Adjusting for confounders in penalized regression

September 26, 2023

When teaching introductory linear regression, one of my favorite topics is “adjusted variable plots” or “added variable plots”. The basic idea is this: say you want to relate two sets of predictor variables, $\bf X$ and $\bf Z$, to a single response variable $\bf y$. One standard way to do this is through a multiple linear regression model, given in matrix/vector form by:

\[{\bf y} = {\bf X}\boldsymbol\beta + {\bf Z}\boldsymbol\gamma + \boldsymbol\epsilon\]

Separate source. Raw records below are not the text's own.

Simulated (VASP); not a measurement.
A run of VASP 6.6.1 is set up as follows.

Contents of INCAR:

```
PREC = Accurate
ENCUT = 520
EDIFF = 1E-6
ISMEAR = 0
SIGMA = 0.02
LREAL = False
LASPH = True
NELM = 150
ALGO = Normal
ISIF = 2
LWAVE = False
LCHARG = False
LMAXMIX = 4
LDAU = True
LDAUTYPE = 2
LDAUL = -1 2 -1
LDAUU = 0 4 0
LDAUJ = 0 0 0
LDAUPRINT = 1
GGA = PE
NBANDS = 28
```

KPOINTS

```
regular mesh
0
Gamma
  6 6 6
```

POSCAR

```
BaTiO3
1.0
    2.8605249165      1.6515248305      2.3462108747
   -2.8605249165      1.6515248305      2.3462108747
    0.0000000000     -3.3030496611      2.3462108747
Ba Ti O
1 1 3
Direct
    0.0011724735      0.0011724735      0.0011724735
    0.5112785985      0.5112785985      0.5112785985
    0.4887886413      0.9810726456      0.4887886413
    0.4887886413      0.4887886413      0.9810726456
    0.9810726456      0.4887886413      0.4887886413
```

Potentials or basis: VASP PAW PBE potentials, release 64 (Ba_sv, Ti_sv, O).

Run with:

But let’s say that $\bf Z$ represents some control variables we definitely need to account for (e.g. age, sex), and we want to explore the nature of the relationship between $\bf X$ and $\bf y$, accounting for $\bf Z$. Or perhaps we want to fit a model relating $\bf y$ to just $\bf X$, controlling for $\bf Z$ by “regressing it out” beforehand. As it turns out, you can prove mathematically (see below) that if you regress out $\bf Z$ from both $\bf X$ and $\bf y$ then relate the adjusted $\bf y$ to the adjusted $\bf X$, you get the exact same estimate for β as in the multiple linear regression model stated above.

For the purpose of exploratory analysis, this is great news! We can simply:

  1. Regress $\bf Z$ from $\bf X$ to produce $\bf \tilde{X}$,

  2. Regress $\bf y$ from $\bf X$ to produce $\bf \tilde{y}$, then

  3. Plot $\bf \tilde{y}$ versus $\bf \tilde{X}$ to get a visual impression of the relationship between $\bf y$ versus $\bf X$, while controlling for $\bf Z$.

A few things might be revealed:

  • If $\bf X$ and $\bf Z$ are highly correlated, then after controlling for $\bf Z$ we might see that $\bf X$ does not add much. (Whereas if we naively plotted $\bf X$ against $\bf y$ without adjusting for $\bf Z$, the “marginal” relationship may appear strong, but this could just be driven by $\bf Z$.)

  • We might see non-linear relationships between $\bf X$ and $\bf y$ more clearly, which we should account for in the model to avoid a misspecified model.

  • We might see evidence of interactions between variables.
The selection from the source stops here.